Development of BC Hydro’s 2021 Safety/Debris Boom Design Guidelines

September 26, 2024

Public safety is at the forefront of the professional engineering practice. There is a general understanding within the industry that members of the public may not fully understand the risks to themselves while recreating near a spillway or dam structure. To reduce recreational patrons from endangering themselves and to provide potential self-rescue opportunities, installations of permanent public safety and debris booms have been occurring across the globe. Booms can be used for many purposes from containing and directing debris, to facilitating a competent ice cover upstream of a hydroelectric station or protecting the public from dangerous waterway zones immediately upstream or downstream of a structure.

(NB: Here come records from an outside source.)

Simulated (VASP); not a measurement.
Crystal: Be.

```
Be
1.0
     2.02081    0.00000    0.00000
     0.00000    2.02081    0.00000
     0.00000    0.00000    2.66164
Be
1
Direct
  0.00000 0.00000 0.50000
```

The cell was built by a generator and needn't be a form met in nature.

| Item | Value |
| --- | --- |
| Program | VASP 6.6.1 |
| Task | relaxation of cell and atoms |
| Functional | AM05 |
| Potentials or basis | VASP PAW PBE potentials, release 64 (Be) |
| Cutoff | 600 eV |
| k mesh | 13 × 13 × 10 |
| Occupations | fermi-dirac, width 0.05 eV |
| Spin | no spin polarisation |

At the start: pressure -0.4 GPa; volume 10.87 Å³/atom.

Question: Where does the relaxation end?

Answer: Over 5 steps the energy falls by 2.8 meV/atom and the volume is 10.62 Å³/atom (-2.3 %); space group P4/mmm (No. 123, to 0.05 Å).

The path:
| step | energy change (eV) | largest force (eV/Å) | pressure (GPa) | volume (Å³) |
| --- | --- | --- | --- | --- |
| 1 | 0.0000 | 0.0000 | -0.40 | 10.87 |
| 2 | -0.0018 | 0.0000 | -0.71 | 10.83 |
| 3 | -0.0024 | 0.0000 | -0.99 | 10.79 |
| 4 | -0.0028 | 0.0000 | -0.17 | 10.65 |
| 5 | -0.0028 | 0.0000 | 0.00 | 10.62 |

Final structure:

In 1994, BC Hydro prepared the “Guidelines for Design of Debris Booms” which served as the basic design guideline for booms for BC Hydro. The guidelines prepared by Hatch and KCB in 2021 can be considered a replacement for the 1994 guidelines. The 2021 guidelines establish reasonable design criteria and procedures while allowing new methods of calculating design loads and new technology to be adopted as they become available in the future. The scope of the guidelines is limited to reservoir booms (i.e.: booms upstream of dams and generating facilities). The 2021 guidelines conform to modern industrial practices for reservoir boom design, including the 2011 Canadian Dam Association Guidelines on Public Safety. The intended audience for the guideline is designers tasked with developing new or replacement booms for BC Hydro reservoirs.

Toews, B., D. Bonin, A. Muir, T. Wilson, A. LeCouteur and S. Chakrabarti. 2024. “Development of BC Hydro’s 2021 Safety/Debris Boom Design Guidelines,” in Proceedings of the CDA Annual Conference, 22-25 September 2024. Niagara Falls, ON: Canadian Dam Association.